My mother did not have to wait for Brown v. Board of Education. In her grade school class, she was one of the few children who wasn't a 'minority'. Meanwhile my father grew up very close with his nanny and housekeeper, she was a part of his family. But those two states could not have been more different institutionally. There were in practical fact, still two Americas. One that accepted all people legally, if not yet socially, and one where flagrant oppression was law if not always practice.

There were many good people in Kentucky in the 1950s, I'd like to think my father and his family were among them. Just as today there are many good people in Virginia. In New York, gay marriage has long been an overwhelming institutional reality, as the expected $142 million dollar windfall projected because of the new law attests, as the recent massive gay pride attests, as the new law itself attests.

A very fine southern bell of a drag queen once told me, "We may not let you go marching down the street in leather chaps, but God help the person who messes with our hairstylist, or the nice two ladies that live together at the end of the block, or 'funny' uncle Bob."

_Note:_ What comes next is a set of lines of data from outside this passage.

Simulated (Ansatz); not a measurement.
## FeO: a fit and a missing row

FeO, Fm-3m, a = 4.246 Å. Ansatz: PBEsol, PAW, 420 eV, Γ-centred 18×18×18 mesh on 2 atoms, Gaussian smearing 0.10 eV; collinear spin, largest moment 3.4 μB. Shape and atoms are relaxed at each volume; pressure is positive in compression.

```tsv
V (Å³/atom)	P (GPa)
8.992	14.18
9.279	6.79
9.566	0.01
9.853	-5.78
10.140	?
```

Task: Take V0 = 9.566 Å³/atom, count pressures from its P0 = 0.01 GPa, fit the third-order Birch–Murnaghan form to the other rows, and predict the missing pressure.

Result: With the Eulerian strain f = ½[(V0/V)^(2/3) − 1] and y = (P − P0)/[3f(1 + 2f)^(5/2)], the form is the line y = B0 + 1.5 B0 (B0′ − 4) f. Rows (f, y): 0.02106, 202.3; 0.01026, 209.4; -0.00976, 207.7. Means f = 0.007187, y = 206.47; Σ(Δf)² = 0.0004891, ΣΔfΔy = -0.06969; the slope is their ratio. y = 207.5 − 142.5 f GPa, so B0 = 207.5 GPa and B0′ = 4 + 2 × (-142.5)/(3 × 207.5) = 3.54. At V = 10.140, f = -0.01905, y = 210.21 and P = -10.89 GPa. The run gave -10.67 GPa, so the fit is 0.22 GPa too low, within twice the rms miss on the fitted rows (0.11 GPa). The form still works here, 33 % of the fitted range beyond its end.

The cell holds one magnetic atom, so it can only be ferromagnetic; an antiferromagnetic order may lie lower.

We still live in two Americas, one that more and more institutionally accepts us, and ones like Virginia.  I was born in New York, and raised in Richmond. I am terribly proud of my birth place, in that other America, but I am also hopeful for my home state, that one day we will join that new, and ever so slightly better America.  And that day will not be so very far off, whether through the courts or from that austere white columned hall in down town Richmond, we will have our own New York day.